Placeholder Image

Subtitles section Play video

  • In this tutorial, we're going to see why MySQL creates a query plan before each query request.

  • Then, we're going to use a series of examples to show how the EXPLAIN output can be used to identify where MySQL spends time on your query and why, and we'll learn which are the important pieces of information to look for in order to spot performance issues.

  • Once we have a candidate query for optimization, we need to analyze why is it slow or why it impacts the system so much.

  • The main tool to do that is the EXPLAIN statement, which provides information about the query plan chosen by the optimizer.

  • The optimizer has to make a few decisions before executing each query.

  • For example, what is cheaper from a response time perspective?

  • Fetch the data directly from a table, or go to an index and stop here because all the columns required by the client are in the index, or get the location of the records from the index and go to the table to get the actual data.

  • The first method, fetching data directly from the table, is called fullscan.

  • This is normally the most expensive because all rows must be fetched from the table and checked against a condition, yet this method works best for small tables.

  • In the second set of options, we access an index.

  • If the index has all the necessary data and there is no need to access the table, we have what is called a covering index.

  • However, this is less often the case, so the index is used to filter out rows and then access those rows from the table.

  • Usually, this is the cheapest way to access a table.

  • Still, if the client selects a large number of rows, this may not be valid anymore.

  • Therefore, the optimizer has to make a lot of decisions based on particular database statistics before the query is executed.

  • As a result, our goal will be to observe what the optimizer thinks is the most expensive subtask so that we could eliminate or enhance that part.

  • If you have a slow query, the first thing to try is running it with EXPLAIN.

  • This will show the query plan, in other words, the list of things expected to happen when the query is executed.

  • If you instead use EXPLAIN ANALYZE before the statement, you'll get both the estimation of what the planner expected, along with what actually happened when the query ran.

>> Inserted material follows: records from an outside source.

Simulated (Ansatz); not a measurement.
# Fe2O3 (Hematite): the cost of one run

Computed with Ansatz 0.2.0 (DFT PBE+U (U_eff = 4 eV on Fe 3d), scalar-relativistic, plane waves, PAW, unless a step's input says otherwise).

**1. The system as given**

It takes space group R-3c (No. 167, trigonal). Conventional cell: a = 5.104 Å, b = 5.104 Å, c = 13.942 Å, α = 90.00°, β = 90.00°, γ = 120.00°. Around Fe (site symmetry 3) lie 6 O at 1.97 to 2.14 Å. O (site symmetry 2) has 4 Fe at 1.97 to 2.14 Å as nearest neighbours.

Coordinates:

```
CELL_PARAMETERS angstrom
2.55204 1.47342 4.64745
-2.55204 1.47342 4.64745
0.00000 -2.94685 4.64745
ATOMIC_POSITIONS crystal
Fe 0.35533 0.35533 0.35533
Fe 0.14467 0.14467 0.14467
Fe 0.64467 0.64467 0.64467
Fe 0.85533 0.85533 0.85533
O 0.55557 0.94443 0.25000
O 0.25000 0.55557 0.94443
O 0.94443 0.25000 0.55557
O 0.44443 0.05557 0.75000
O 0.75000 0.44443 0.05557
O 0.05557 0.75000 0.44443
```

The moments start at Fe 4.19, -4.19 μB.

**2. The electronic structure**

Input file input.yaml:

  • Consider the following statement.

  • EXPLAIN DELETE FROM city.

  • This query is not executed, so it won't delete all the rows.

  • Therefore, it's safe to obtain the query plan.

  • To actually execute the query, we can use EXPLAIN ANALYZE, as we'll see later in more detail.

  • This is not only going to show the query plan for deleting those rows, it is actually going to delete them.

  • Usually, it's more difficult to compare the timings of operations when doing inserts, updates, or deletes using EXPLAIN ANALYZE.

  • This is because the underlying data will change while executing the same queries.

  • Optionally, we can add the FORMAT option to specify whether we want the results returned in traditional table format, JSON, or tree-style format.

  • Keep in mind that each format will show more or less information about the query plan.

  • For instance, the JSON format is the most verbose of all.

  • Let's see some examples to dig deeper into the query plan.

  • We will use the sample database world link in the description, and for the first example we will execute a simple SELECT on the city table with a condition on a non-indexed column called name.

  • Since there is no index that can be used, it will require a full table scan to evaluate the query.

  • The table access types show whether a query accesses the table using an index, scan, and the similar.

  • Since the costs associated with each type fluctuate greatly, it is also one of the most important values to look for in the EXPLAIN output to determine which part of the query to work on to improve the performance.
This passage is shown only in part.